Introduction to Database Normalization
Database normalization is a process used to organize a database into tables and columns. The main idea with this is that a table should be about a specific topic and only supporting topics included. Take a spreadsheet containing the information as an example, where the data contains salespeople and customers serving several purposes:
- Identify salespeople in your organization
- List all customers your company calls upon to sell a product
- Identify which salespeople call on specific customers.
By limiting a table to one purpose you reduce the number of duplicate data contained within your database. This eliminates some issues stemming from database modifications.
To achieve these objectives, we’ll use some established rules. As you apply these rules, new tables are formed. The progression from unruly to optimized passes through several normal forms.
There are three normal forms most databases adhere to using. As tables satisfy each successive database normalization form, they become less prone to database modification anomalies and more focused toward a sole purpose or topic. Before we move on be sure you understand the definition of a database table.
Reasons for Database Normalization
There are three main reasons to normalize a database. The first is to minimize duplicate data, the second is to minimize or avoid data modification issues, and the third is to simplify queries.
As we go through the various states of normalization we’ll discuss how each form addresses these issues, but to start, let’s look at some data which hasn’t been normalized and discuss some potential pitfalls.
I think once you understand the issues, you better appreciate normalization. Consider the following table:

The first thing to notice is this table serves many purposes including:
- Identifying the organization’s salespeople
- Listing the sales offices and phone numbers
- Associating a salesperson with an sales office
- Showing each salesperson’s customers
As a DBA this raises a red flag. In general I like to see tables that have one purpose. Having the table serve many purposes introduces many of the challenges; namely, data duplication, data update issues, and increased effort to query data.

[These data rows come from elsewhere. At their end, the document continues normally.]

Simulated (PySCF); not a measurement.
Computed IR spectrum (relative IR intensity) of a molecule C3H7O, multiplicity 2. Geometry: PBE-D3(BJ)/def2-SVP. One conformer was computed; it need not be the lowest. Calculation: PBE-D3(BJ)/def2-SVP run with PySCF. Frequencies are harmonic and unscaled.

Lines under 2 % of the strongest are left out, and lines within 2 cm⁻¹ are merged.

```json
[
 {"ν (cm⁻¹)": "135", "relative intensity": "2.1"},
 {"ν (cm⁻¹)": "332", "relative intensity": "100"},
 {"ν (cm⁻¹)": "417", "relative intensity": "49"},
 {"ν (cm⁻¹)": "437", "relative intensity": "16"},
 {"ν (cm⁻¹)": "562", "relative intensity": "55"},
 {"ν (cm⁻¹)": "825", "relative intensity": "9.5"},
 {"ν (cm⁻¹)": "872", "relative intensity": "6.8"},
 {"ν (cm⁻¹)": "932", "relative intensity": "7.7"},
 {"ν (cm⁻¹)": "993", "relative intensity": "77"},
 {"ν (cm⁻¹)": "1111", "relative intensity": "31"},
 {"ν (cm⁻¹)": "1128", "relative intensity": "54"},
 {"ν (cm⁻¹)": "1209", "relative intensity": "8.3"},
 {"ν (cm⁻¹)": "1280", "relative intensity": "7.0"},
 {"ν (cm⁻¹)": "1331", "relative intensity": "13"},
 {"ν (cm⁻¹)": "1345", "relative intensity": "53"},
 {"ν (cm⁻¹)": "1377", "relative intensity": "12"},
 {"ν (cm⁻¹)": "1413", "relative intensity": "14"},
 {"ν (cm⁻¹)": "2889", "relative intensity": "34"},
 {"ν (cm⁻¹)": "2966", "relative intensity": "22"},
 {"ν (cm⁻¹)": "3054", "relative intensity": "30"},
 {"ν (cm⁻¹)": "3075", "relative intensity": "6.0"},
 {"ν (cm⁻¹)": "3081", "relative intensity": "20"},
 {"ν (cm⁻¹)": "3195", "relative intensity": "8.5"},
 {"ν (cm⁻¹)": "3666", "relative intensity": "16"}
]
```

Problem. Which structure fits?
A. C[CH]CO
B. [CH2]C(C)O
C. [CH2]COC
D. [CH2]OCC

Data Duplication and Modification Anomalies
Notice that for each SalesPerson we have listed both the SalesOffice and OfficeNumber. There are duplicate salesperson data. Duplicated information presents two problems:
- It increases storage and decrease performance.
- It becomes more difficult to maintain data changes.
For example:
Consider if we move the Chicago office to Evanston, IL. To properly reflect this in our table, we need to update the entries for all the SalesPersons currently in Chicago. Our table is a small example, but you can see if it were larger, that potentially this could involve hundreds of updates.
These situations are modification anomalies. Database normalization fixes them. There are three modification anomalies that can occur:
Insert Anomaly
There are facts we cannot record until we know information for the entire row. In our example we cannot record a new sales office until we also know the sales person. Why? Because in order to create the record, we need provide a primary key. In our case this is the EmployeeID.
Update Anomaly
In this case we have the same information in several rows. For instance if the office number changes, then there are multiple updates that need to be made. If we don’t update all rows, then inconsistencies appear.
Deletion Anomaly

Deletion of a row causes removal of more than one set of facts. For instance, if John Hunt retires, then deleting that row cause us to lose information about the New York office.
Search and Sort Issues
The last reason we’ll consider is making it easier to search and sort your data. In the SalesStaff table if you want to search for a specific customer such as Ford, you would have to write a query like
SELECT SalesOffice FROM SalesStaff WHERE Customer1 = ‘Ford’ OR Customer2 = ‘Ford’ OR Customer3 = ‘Ford’
Clearly if the customer were somehow in one column our query would be simpler. Also, consider if you want to run a query and sort by customer.
Our current table makes this tough. You would have to use three separate UNION queries! You can eliminate or reduce these anomalies by separating the data into different tables. This puts the data into tables serving a single purpose.
The process to redesign the table is database normalization.
Definition of Database Normalization
There are three common forms of database normalization: 1st, 2nd, and 3rd normal form. They are also abbreviated as 1NF, 2NF, and 3NF respectively.
There are several additional forms, such as BCNF, but I consider those advanced, and not too necessary to learn in the beginning.
The forms are progressive, meaning that to qualify for 3rd normal form a table must first satisfy the rules for 2nd normal form, and 2nd normal form must adhere to those for 1st normal form. Before we discuss the various forms and rules in detail, let’s summarize the various forms:
- First Normal Form – The information is stored in a relational table with each column containing atomic values. There are no repeating groups of columns.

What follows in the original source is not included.